Sunday - I just wanted to share part of my drinking life with you. I will never say never to drinking again and can handle a glass ot two of wine, but that's where it ends for me these days.
I have to plan those two glasses or just that one. I have to make sure that what is in the house is just the right amount so that I can't get hammered.
There's vodka in the house, I think, I gave it to DH and told him to put it somewhere I won't go, like I did with the house keys the other night so I couldn't go out and buy wine.
See the thing is Sunday, I can function without a drink, I just choose not to some days, so will have a drink. I take the pressure off not drining otherwise it goes round and round and round in my head and that's far more dangerous than having 2 bottles in the house. If I 'let' myself have a glass or two of wine, then the craving goes away, the fight ends, the guilt buggers off.

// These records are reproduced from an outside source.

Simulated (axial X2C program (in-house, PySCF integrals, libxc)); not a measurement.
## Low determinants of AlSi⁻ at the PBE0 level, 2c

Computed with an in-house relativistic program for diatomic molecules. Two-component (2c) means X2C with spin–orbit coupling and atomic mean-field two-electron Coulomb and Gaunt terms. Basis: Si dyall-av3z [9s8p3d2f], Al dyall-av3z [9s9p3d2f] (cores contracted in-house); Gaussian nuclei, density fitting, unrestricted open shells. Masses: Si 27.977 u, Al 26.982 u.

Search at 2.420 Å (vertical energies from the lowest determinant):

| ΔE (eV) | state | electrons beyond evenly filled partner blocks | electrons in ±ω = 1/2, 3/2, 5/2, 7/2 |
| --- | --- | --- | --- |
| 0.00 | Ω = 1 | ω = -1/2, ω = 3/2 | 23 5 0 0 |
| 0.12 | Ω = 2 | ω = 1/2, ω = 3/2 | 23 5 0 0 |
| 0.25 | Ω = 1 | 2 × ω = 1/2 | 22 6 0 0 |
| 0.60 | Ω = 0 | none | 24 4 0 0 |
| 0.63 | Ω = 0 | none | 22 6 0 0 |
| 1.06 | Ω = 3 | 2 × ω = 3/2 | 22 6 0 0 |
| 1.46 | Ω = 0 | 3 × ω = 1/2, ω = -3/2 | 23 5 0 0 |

My wake up call was my son, who no doubt you'll hear lots about, called Nemo (that's his nickname, our little survivour against the odds) and the night I don't remember picking him up out of his cot.
I don't remember DH coming to take him off me because I was far too pissed to be in charge of him. I don't remember snarling at my wonderful DH to 'give me my son back, now!!'
I do remember the tears in my DH's eyes when he told me what had happened.
For me it's easy, well you know what I mean. For me you either take control and STOP or you don't. It's very black and white.
I stopped. August 2nd last year. It took me a while to not drink, and I've had plenty of wobbles since but I stopped. I took control and looked at what my drinking was doing and I stopped. I stopped for a good few months and slowly, I've taken back the control that I needed but I will never take that for granted.
Not all of the Brave Babes on this Bus can stop or even want to. Some have cut down but the ones who have stopped completly, those who have shown drink the red card, told it to fuck off, are amamzingly strong. Stronger than me.
Those who are still drinking each night, are still posting which helps us all to understand the individual struggles we all face, day in, day out. And a lot of those Babes have reduced their drinking dramtically, all thanks to the support of this thread and the wonderful posters who listen and who give out very unMN hugs! 
You will see that some posters are rather friendly with one another, well, that's because a lot of the Brave Babes are at the same point in their quest for sobriety.
Plus, we're such a friendly lot, you'll soon get to know us and fit right in! We don't judge, well maybe sometimes it appears that way, but it's more tough love and raw truth that anything at all spiteful.
We're not cliquey, anyone can jump right in and post, we're all after the same thing at the end of the journey, after all aren't we?
So there you have it Sunday, a bit about me, Mouse 
I hope that you find something that helps you to reach your goal.